Off South Florida, Atlantic kingfish intermingle with Gulf kingfish during the winter months. This winter mixing zone is primarily around the Florida Keys, where the December kingfish bite ramps up along with the action for other species like sailfish and wahoo.
In the Gulf of Mexico, kings spend summer in the northern Gulf, with high densities tracked to waters off the mouth of the Mississippi River. In fall, they push south in two separate groups. Some fish move east and then south along the Florida coast, where anglers intercept them as they move down the coastline.
The other group of Gulf kings moves west with the arrival of cooler weather. They run down the Texas coast to winter off the south Texas. Some of these fish push farther south into waters off Mexico’s Yucatan.
Regardless of where you fish along these migrations, kingfish are looking for the same conditions. They can be found on ledges, reefs, oil rigs and wrecks, wherever there are baitfish. They like nearshore and offshore structure and color breaks where plankton-rich waters exist in the temperature range they prefer.
Trolling or drifting are the most effective methods to target kings, and good live bait is the best way to hook up with big ones. Blue runners, pogies (menhaden), pilchards, threadfin herring, any bait with some silver flash is good. Switching them out and keeping them lively is important. A heavy chum slick can do wonders for bringing them up near the surface.
Idle speed is about right for pulling baits. Stagger depth and distance from the boat. Bump the throttle into neutral and drift when the sonar shows good bottom or bait.

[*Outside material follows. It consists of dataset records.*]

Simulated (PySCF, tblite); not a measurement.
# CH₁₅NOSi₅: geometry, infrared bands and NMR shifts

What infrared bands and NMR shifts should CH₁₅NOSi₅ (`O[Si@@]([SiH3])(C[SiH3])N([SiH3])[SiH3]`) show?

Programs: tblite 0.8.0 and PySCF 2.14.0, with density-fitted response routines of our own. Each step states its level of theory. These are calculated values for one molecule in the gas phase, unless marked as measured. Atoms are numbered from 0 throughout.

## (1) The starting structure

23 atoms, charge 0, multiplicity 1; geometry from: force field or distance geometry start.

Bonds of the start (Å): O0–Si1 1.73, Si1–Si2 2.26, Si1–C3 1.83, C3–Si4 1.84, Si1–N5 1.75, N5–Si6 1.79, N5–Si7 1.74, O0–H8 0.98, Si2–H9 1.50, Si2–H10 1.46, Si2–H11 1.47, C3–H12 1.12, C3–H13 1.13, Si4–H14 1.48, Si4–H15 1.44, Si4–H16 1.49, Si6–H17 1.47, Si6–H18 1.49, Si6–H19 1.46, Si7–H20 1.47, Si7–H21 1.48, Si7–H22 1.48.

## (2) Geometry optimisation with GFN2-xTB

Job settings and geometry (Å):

A mainline of 20- to 30-pound monofilament will suffice, but with all the teeth in a king’s mouth, a wire leader is required. Depending on water clarity, go as heavy as the fish will allow, but keep it light enough for your bait to appear natural.
A 24-inch, single-strand wire of 40-pound test is a starting point. Go lighter in clear water or with smaller baits; go heavier in dirty water or if you’re fishing big baits.